Hi Moray, Seems to me we are getting far afield from the goals of your original post. Longer tines, more resonant action etc. when what we were trying to do was kill the coupled energy from the cartridge body from getting onto the arm wand. My first take on the tines was what a neat way to get more of this unwanted energy absorbed. Put more of it in contact with the damping medium. By the time we have the tines packed with absorber, there is no way they will resonate.

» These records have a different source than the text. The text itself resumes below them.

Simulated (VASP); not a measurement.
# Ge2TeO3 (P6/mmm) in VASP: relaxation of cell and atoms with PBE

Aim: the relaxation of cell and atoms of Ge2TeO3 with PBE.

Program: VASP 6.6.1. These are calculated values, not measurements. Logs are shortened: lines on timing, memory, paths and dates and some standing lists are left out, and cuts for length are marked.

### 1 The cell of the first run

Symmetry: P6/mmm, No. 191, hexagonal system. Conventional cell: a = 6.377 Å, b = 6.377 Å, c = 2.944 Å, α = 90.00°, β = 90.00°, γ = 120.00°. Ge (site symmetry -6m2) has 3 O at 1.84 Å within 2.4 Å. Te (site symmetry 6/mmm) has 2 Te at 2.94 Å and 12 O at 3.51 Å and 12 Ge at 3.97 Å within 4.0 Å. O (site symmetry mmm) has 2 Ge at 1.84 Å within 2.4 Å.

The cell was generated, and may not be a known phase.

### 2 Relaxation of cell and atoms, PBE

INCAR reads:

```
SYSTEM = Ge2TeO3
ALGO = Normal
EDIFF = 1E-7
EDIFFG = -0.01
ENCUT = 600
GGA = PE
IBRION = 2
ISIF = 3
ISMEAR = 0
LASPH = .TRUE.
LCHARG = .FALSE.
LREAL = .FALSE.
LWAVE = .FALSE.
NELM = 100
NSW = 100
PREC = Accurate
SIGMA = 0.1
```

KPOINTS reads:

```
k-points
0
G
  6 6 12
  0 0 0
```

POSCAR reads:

So I tried a simple test with a cork mounting piece and observed some good results, and some not so good. To further this approach, still not getting into the complexities of fabrication for the "tines approach", I made a damped version of the "T" bar cartridge mount piece used on my magnetically suspended tone arm. Made a new T bar from the same wood as the arm wand (mahogany). Same dimensions as the aluminum piece. Then I drilled a center hole for the screw which holds it to the arm wand. then added 4 more holes, 2 on either side of the center hole. These 4 were about as large in diameter as could be gotten into T bar. Filled these holes with modeling clay (plasticine) , attached the cartridge with double sided sticky tape, mounted it on the arm and listened. Here was a major improvement. Clear, clean, unmuddied midrange, super sound stage etc. At full volume setting, there was but the slightest trace of arm wand resonance. So again I am convinced that stopping the energy as close to the source is the way to go. Keep it out of the rest of the arm and TT assembly. The damping material will absorb the energy and dissipate it as heat (not much) rather than trying to lead it off unattenuated and un-reflected (impedance matching the transmission line) to be absorbed later on down the chain. Need to do a bit more work on a slightly bigger piece and a better way of attaching the cartridge than a bit of sticky tape a quarter of an inch wide. Got some ideas for a better shape and size. Just got to do it.